The FSR’s preliminary review will last 20 working days, extendable only by ten working days, while the in-depth review should not last more than 110 working days from complete notification, extendable only once by 20 working days in exceptional cases.
c) Filing obligation for M&A deals / public tenders below the thresholds, if the Commission requests
Under the FSR, the Commission may also request parties to M&A deals/public tenders that are below the above filing thresholds to still notify their transactions/public tender prior to their implementation/award, if the Commission considers that these transactions are backed by distortive foreign subsidies.
d) Ex officio investigation of the Commission
The FRS grants powers to the Commission to investigate ex officio all potentially distortive foreign subsidies on its own initiative (or following information received by Member States, or a complainant), including, but not limited to, M&A deals and public tenders that have already been concluded (although the Commission cannot cancel a public award, but can order a break-up of M&A deal). The procedure includes a preliminary review followed by in-depth if necessary; there is no legal deadline for the Commission to complete its ex officio investigations, although it must strive to complete them in 18 months. The Commission can investigate foreign subsidies up to ten years from the date when they were given.

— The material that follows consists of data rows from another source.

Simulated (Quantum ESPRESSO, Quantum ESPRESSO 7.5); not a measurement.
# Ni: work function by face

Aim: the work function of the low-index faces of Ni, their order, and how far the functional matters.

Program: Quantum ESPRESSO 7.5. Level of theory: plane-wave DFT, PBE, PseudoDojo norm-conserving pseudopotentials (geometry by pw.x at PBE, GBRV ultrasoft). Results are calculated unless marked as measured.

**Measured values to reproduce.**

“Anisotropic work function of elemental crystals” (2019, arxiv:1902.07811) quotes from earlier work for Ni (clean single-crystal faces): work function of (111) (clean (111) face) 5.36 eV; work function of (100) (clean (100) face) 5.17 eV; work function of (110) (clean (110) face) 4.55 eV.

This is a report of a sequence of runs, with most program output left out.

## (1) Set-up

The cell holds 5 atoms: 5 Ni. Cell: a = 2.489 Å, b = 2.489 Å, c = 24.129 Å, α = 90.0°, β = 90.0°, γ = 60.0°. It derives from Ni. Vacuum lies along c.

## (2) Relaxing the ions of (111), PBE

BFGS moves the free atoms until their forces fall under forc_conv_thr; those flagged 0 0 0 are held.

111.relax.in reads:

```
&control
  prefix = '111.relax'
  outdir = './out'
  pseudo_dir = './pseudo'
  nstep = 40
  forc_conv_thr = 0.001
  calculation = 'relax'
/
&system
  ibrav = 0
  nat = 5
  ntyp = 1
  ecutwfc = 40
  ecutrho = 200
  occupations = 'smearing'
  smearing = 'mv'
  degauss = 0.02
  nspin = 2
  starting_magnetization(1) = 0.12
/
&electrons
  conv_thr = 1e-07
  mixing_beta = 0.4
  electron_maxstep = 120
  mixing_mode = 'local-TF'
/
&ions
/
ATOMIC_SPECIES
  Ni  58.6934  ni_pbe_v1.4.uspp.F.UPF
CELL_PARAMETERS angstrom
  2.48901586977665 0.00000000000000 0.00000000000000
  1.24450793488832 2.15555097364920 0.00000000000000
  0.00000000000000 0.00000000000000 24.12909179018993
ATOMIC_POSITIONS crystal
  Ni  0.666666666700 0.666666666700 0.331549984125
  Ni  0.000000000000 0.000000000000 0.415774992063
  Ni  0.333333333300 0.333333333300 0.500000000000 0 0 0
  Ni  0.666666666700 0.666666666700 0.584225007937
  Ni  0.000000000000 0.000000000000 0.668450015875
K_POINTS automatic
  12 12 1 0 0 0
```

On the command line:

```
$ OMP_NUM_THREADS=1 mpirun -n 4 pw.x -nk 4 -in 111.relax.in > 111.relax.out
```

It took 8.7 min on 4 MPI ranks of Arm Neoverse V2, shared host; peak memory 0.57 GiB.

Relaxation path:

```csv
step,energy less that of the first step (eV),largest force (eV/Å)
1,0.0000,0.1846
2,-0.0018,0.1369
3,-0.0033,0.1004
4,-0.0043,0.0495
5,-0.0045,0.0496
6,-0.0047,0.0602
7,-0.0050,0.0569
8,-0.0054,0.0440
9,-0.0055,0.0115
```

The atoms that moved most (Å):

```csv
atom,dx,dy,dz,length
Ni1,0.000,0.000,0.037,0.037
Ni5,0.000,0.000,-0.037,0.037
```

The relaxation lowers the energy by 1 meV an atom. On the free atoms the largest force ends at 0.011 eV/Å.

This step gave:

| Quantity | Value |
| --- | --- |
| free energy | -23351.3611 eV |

Under both investigative regimes (ex ante and ex officio), the FSR review follows a two-tier structure:
i. Preliminary review (akin to Phase I for merger control) to check if there are sufficient indications that a company has been granted a foreign subsidy that distorts the internal market. If no sufficient indications are established, the investigation will be closed with a no objection decision (which, if the decisions are aligned with the State aid procedure, does not need to be reasoned); and
ii. In-depth investigation (akin to Phase II for merger control) in case there are sufficient indications that a company has been granted a foreign subsidy that distorts the internal market.
Following an in-depth investigation, the Commission can adopt: (i) a no objection decision; (ii) a commitments / redressive measure decision; or (iii) a decision prohibiting a concentration or the award of the contract.
The redressive measures and commitments can be structural (such as an acquisition ban, divestment of assets or reduction of capacity or market presence), or behavioural (such as offering access or licencing at FRAND conditions to an infrastructure, publicising R&D results, repaying of the foreign subsidy with an interest rate or making adaptations in the governance structure).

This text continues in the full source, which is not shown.